As distance runners, we often talk at length about our long runs. No other run inspires as much passion, anxiety, preparation or recovery as the long run. We build entire training plans around them. We obsess over this run more then any other run. We make plans weeks in advance. We go to bed early on Friday nights, and rise even earlier on Saturday mornings. We build entire rituals to prepare ourselves for the epic miles ahead. Yes, the long run is the key workout that makes the entire race possible. I often tell new distance runners that if there is one thing they MUST know about training for a marathon or longer distance, it’s that the long run always wins. A missed tempo run, hill workout or easy day does not make or break my race. Nope, not at all. I am flexible with my weekday miles because I know that a 5 mile easy run will have little bearing on me at mile 24 of a marathon. However, what about mile 18 or 20 of a long training run? That right there might actually have some weight on how well I perform. If even from just the mental perspective that I covered 20 miles easy peasy in training, so I must be able to do it in a race situation. I think more then anything physical, the long run imparts the mental strength necessary to cover the distance. I love early morning Saturday running-it starts my weekend off on the right foot, so to speak. I love spending 4, 5, 6 hours out running to start the day and I love the feeling that comes from so thoroughly working your body that you feel your muscles for the rest of the day. It’s a satisfying fatigue that I’ve grown to love over the last 6 years of performing this long run ritual.
The plan for this run was for Leighanna to meet at my house at 6 and then drive to a trailhead in the Cuyahoga Valley National Park. My alarm woke me up at the exact same time as a flash of lightening followed by thunder and then a lot more lightening. Leighanna and I quickly changed plans to meet one hour later and I enjoyed the extra time to “sleep in.”
I can’t say that I felt all that motivated to run but I knew that once I started moving, my legs would perk up and I’d feel the zest and (caffeinated) motivation I was hoping for. Leighanna and I set out starting on the Lake Trail and headed over to Pine Hollow and the famed Sound of Music Hills. Apparently runners are the only ones who refer to these hills in that way. I have no idea how this name started but within the trail running community, it’s common knowledge that these of the Sound of Music Hills and they are just extraordinarily beautiful. And steep.
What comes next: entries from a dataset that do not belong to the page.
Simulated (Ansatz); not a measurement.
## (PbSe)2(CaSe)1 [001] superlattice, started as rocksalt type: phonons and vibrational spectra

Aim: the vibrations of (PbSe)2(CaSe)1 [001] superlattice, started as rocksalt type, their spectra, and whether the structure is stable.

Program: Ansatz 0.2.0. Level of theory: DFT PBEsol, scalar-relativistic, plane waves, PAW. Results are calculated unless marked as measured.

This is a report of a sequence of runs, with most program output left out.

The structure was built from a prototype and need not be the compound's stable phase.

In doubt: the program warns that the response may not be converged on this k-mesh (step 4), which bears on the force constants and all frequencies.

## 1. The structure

From Pine Hollow we headed over to the Cross Country Trail, to Little Meadow, back to Lake, over to Pine Grove, to Ledges, to Happy Days, to Boston Run and back. We stopped at each trail connector and just mentally flipped the coin regarding which direction to head in. We had no real agenda but planned to run for about 4 hours or 20 miles or whatever came first. It was really nice to just meander through the trails and it felt a little like being an explorer and going whichever way struck as the most inviting.
We moved slowly, took lots of pics, socialized with other runners, hikers and dogs (always a must with Leighanna!) We caught an amazingly beautiful sunrise. We felt the icy cold emanating off the ancient walls of the Ledges. We explored a century old cemetary. My legs were tested as climbed up and over myriad ankle twisting rocks. It was the perfect long run. My tried and true nutrition strategy held up (lots of water, peanut butter sandwiches, a honey stinger waffle, a taste of Leighanna’s gel).
We wrapped it up and headed back to my house. Upon returning home, crazy road runner Sara from years past showed up and I decided to “finish” my run on the roads in order to get to an even 20 miles. I headed out in the blazing heat with my almost 3 year old Liam in the stroller and we finished up our run together on the hot AF roads. Despite running for a cumulative total of 4 hours and 45-ish minutes (I think), my legs felt great. I feel fantastic going into the last two high mileage weeks for the Columbus Marathon.